Who knows what Magnolia Pictures were thinking when they acquired this movie for US distribution, but God bless ‘em! Zooming off the screen and into the audience like on of its wooden rockets, DYNAMITE WARRIOR is a non-stop throw-down that feels like the kind of wild, throw-it-all-against-the-wall mad, mad, mad, mad movies that came out of Hong Kong in the early 90’s. It’s an audience-pleasing machine and if there was any justice in the world it would make $100 million at the box office.

Dan Chupong (high flying star of Born to Fight) stars as Jone Bang Fai, a masked thief who flies through the air on homemade rockets and cracks skulls with Mach 3 elbow drops, looking for the tattooed man who killed his parents. He runs afoul of Lord Waeng (Leo Putt) a dandified prince who’s stealing all the water buffalo in Northern Thailand so that the locals will be forced to buy his expensive, imported tractors. To prime the market, he’s hired a giant with a bottomless appetite to run his anti-buffalo racket, but he runs afoul of a wizard who’s protecting the buffalo herds with his henchmen whom he can transform into martial arts monkeys and tigers. Cue a trip to the Black Wizard (played by Thai action legend, Panna Rittikrai, Tony Jaa’s mentor) who may look like a giant scab but who has the recipe to defeat the wizard: rub a little virgin’s menstrual blood on him and he’ll be powerless.

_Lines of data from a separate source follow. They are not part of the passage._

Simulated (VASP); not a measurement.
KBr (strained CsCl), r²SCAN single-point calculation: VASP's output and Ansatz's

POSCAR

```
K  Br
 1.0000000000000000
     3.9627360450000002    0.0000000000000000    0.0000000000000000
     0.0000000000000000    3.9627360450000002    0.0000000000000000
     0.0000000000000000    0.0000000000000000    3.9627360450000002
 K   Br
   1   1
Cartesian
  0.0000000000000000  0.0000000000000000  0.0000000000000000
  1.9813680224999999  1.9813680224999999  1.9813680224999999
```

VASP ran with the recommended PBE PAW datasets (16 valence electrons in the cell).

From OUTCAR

Unfolding like a four color Thai comic book from the 70’s, with endless scenes of exquisite action (there are literally only 30 minutes of this 103 minute movie that don’t feature some kind of martial action), water buffalos being used as an obstacle course and kuh-razy Thai magic duels, this hard-hitting dynamo runs on the fumes given off by decaying 70’s comic books and it’ll boil your brain like hot lava.